Sure, you could simply take the yardage on the scorecard, and then add “a little extra”, but when you think about it, there is much, much more walking done by the average golfer.
Prior to the round, you have things like walking from the carpark to the proshop, wandering through the clubhouse, walking to the practice tee, walking around the putting green, etc.
Once you tee off, the real walking begins. But aside from the Tee-to-Green scorecard length, there are many additional distances you may cover: 18 return trips between your buggy and the tee box, and 18 more to/from the greens. Land in a bunker and you will find yourself walking to a rake, playing the shot, backtracking your way out as you rake, etc.
As you approach a green, many players will circle the green to determine the break for a putt. Miss a putt (or three), and you will walk even more. Then there are things like walking from the green to the next tee. Or walking from the 9th green to the clubhouse for a coffee or restroom break.
And then there is the biggie: what if you or your playing partner(s) lose a ball (or a dozen) during the round? Depending on your particular “search pattern”, you may walk back and forth across a 30m stretch of area many times.
It all adds up.
So just how much does an average golfer walk in a round? And how do we measure it? With the recent boom in smartphone/GPS technology, the question can now be answered.
Borrowing some inspiration from my wife (a walking enthusiast who measures her distances walked via an app on her iPhone) I installed and trialled various iPhone apps to measure the distance I and a few playing partners walked on the course. The apps – Map My Walk, RunKeeper, etc – are designed for walkers/joggers to set and measure their fitness goals. Utilising GPS technology, the apps continuously track an athlete’s speed, distance, changes in elevation, etc, and then plot the route on a map.
So, iPhone in pocket, I set about to see just how many metres the average golfer covered.
Note that this was by no means a scientific test. With only a handful of rounds played (using a Low Handicapper, Mid Handicapper and High Handicapper as guinea pigs) the statistical results are by no means comprehensive. Also, we only tested on one course, The Eastern Golf Club in Melbourne, which lists a distance of 5711m on the card. Not long by modern standards, but a solid middle-ground distance.
Our results were astounding. During a standard 18-hole round (measuring the distance walked from the first tee through to the 18th green) each golfer in our test walked around 8.5km. When we added the off-course measurements (Carpark, clubhouse, practice area) the total was closer to a whopping 9.5km!

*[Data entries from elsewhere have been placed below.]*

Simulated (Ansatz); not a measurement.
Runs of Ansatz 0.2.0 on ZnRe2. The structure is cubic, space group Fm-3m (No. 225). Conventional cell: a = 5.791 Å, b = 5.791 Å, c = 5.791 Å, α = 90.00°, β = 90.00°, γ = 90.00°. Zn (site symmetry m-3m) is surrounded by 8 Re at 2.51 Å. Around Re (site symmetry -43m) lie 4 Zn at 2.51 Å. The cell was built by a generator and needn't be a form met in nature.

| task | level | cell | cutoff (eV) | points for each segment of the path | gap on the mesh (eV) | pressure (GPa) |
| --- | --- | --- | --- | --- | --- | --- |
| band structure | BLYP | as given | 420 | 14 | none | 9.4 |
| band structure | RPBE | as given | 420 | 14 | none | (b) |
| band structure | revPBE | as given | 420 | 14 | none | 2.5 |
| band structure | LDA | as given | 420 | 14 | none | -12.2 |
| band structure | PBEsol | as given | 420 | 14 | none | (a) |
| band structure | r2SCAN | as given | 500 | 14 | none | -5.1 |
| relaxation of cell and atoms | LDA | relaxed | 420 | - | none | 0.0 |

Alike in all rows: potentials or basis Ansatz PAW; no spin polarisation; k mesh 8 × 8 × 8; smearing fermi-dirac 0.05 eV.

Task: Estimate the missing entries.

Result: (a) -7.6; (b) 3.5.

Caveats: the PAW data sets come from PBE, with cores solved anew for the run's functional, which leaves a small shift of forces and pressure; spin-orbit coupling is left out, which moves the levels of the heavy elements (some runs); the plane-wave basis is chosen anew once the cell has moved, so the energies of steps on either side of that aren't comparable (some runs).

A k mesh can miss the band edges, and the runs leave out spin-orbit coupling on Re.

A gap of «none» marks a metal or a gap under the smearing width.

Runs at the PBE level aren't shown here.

No wonder we are so tired after a round!
While that was far longer than any of us had predicted, it was also surprising to note that the difference between the three handicap types was negligible.
The hackers and middle handicappers, as expected, rarely walked down the middle of each fairway; instead playing what many of us call “Army Golf” (left, right, left, right). They also tended to cover extra distance to/from neighbouring fairways, hazard areas and the trees, etc. The average on-course total for this group was 8.8km.
The low handicappers, on the other hand, walked basically down the middle of the fairways, but covered more distance circling the greens (to determined the line/break). They also helped the others to find lost balls, and of course, they still had the same buggy-green-teebox return trips. In all, their distance averaged 8.3km, only about 500m less than the High Handicapper.
On a side note, the app indicated that I burned around 1000 calories during each of my rounds. This is based solely on the walking aspect–according to my height/weight, etc, and changes in elevation of around 150m of climb. It does not take into account things like the actual golf swing, practice swings or pushing the buggy. (Nor does it account for some of our other strenuous activities like club throwing, swearing and other actions that doubtless burn extra calories!)
As mentioned, this was not a scientific test, but it certainly shed new light on the fitness benefits of golf. In a world where obesity is a growing problem (no pun intended), it proves that hitting the links can actually be good for you!
Help us expand this study!
Naturally, every golf course, golfer and specific round is going to be different on any day of the week. The variations are endless.
That’s why we are looking for 1000 Australian golfers to help us expand this research and create what may be a World’s First smartphone study into the distance walked during a round of golf. All you need is a smartphone (like an iPhone/Android, etc) and one of the popular fitness Apps (like Map My Run, RunKeeper, etc).
- Download a GPS tracking app for your iPhone/Android/GPS unit.
- You will need to walk a round of 18 holes (No riding in a cart!)
- Activate your GPS app when you are in the carpark prior to your round (be sure to set your phone on “silent” and also disable any audio updates from your app– lest your partners wonder why your bum is speaking!).
- IMPORTANT: Keep it in your pocket for the round (don’t leave it in your buggy, as that will not accurately measure the distance you walk)
- Be sure to turn it off when you return to your car. Then enter the data via the form below:
(Sorry, but this study has now closed. CHECK OUT THE RESULTS HERE)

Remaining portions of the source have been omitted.